It is with this context in mind that we must determine if the exercise of jurisdiction occasioned by the decision of the executive branch of the United States is proper in this case. While courts, including this one, speak of determining congressional intent when interpreting statutes, the meaning of the antitrust laws has emerged through the relationship among all three branches of government. In this criminal case, it is our responsibility to ensure that the executive’s interpretation of the Sherman Act does not conflict with other legal principles, including principles of international law.
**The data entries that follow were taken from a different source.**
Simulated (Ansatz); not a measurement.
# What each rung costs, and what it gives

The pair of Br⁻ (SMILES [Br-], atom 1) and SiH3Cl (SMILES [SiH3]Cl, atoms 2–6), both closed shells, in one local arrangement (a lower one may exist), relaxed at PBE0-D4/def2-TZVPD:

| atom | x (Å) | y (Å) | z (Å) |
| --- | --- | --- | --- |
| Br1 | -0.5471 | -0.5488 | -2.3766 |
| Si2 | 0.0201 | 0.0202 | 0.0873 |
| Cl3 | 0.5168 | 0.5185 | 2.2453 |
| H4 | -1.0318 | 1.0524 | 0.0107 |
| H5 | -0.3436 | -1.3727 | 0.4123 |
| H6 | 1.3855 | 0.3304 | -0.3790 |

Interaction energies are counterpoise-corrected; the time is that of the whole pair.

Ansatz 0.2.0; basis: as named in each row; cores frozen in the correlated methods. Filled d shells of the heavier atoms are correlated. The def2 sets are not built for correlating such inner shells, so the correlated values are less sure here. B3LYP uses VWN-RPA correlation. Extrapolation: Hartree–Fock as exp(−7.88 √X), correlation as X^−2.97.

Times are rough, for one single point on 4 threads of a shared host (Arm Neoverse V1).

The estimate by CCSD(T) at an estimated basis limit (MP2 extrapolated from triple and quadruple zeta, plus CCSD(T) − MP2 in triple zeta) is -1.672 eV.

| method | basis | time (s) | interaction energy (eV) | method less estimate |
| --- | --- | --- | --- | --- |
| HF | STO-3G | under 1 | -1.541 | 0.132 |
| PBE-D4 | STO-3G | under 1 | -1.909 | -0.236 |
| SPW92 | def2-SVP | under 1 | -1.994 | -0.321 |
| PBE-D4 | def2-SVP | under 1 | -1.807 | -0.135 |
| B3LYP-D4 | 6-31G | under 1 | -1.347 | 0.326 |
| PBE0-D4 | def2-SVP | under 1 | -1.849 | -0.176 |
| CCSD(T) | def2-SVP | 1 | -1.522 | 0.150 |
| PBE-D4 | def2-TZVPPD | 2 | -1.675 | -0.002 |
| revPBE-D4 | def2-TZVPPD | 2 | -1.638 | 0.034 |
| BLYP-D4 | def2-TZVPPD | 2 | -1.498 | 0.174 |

That question requires examination beyond the language of Section One of the Sherman Act. It is, of course, generally true that, as a principle of statutory interpretation, the same language should be read the same way in all contexts to which the language applies. But this is not invariably true. New content is sometimes ascribed to statutory terms depending upon context. Cf. Robinson v. Shell Oil Co., — U.S. -, -,
The content of international law is determined “by reference ‘to the customs and usages of civilized nations, and, as evidence of these, to the works of jurists and commentators.’ ” Hilao v. Estate of Marcos,
The Restatement articulates principles, derived from international law, for determining when the United States may properly exercise regulatory (or prescriptive) jurisdiction over activities or persons connected with another state. It serves as a useful guide to evaluating the international interests at stake. Sections 402 and 403 articulate general principles. See Restatement §§ 402, 403. Section 415 applies these principles to “Jurisdiction to Regulate Anti-Competitive Activities.” Id. § 415.
Restatement Section 402(l)(c) states that “Subject to § 403,” a state has jurisdiction to prescribe law to “conduct outside its territory that has or is intended to have substantial effect within its territory.” Id. § 402(l)(c). Section 403(1) states that, even when Section 402 has been satisfied, jurisdiction may not be exercised if it is “unreasonable.” Id. § 403(1). Section 403(2) lists factors to be evaluated in determining if jurisdiction is reasonable:
(a)the link of the activity to the territory of the regulating state, ie., the extent to which the activity takes place within the territory, or has substantial, direct, and foreseeable effect upon or in the territory;
(b) the connections, such as nationality, residence, or economic activity, between the regulating state and the person principally responsible for the activity to be regulated, or between that state and those whom the regulation is designed to protect;
(c) the character of the activity to be regulated, the importance of regulation to the regulating state, the extent to which other states regulate such activities, and the degree to which the desirability of such regulation is generally accepted;
(d) the existence of justified expectations that might be protected or hurt by the regulation;
(e) the importance of the regulation to the international political, legal, or economic system;
(f) the extent to which the regulation is consistent with the traditions of the international system;
(g) the extent to which another state may have an interest in regulating the activity; and
(h) the likelihood of conflict with regulation by another state.
Id. § 403(2).
Comment f to Section 403 states that the principles of Sections 402 and 403 “apply to criminal as well as to civil regulation.” Id. § 403 emt. f. But, specifically naming the United States antitrust laws, the comment also says that for statutes that give rise to both types of liability, “the presence of substantial foreign elements will ordinarily weigh against application of criminal law.” Id. The comment argues that legislative intent to apply these laws criminally should only be found on the basis of “express statement or clear implication.” Id.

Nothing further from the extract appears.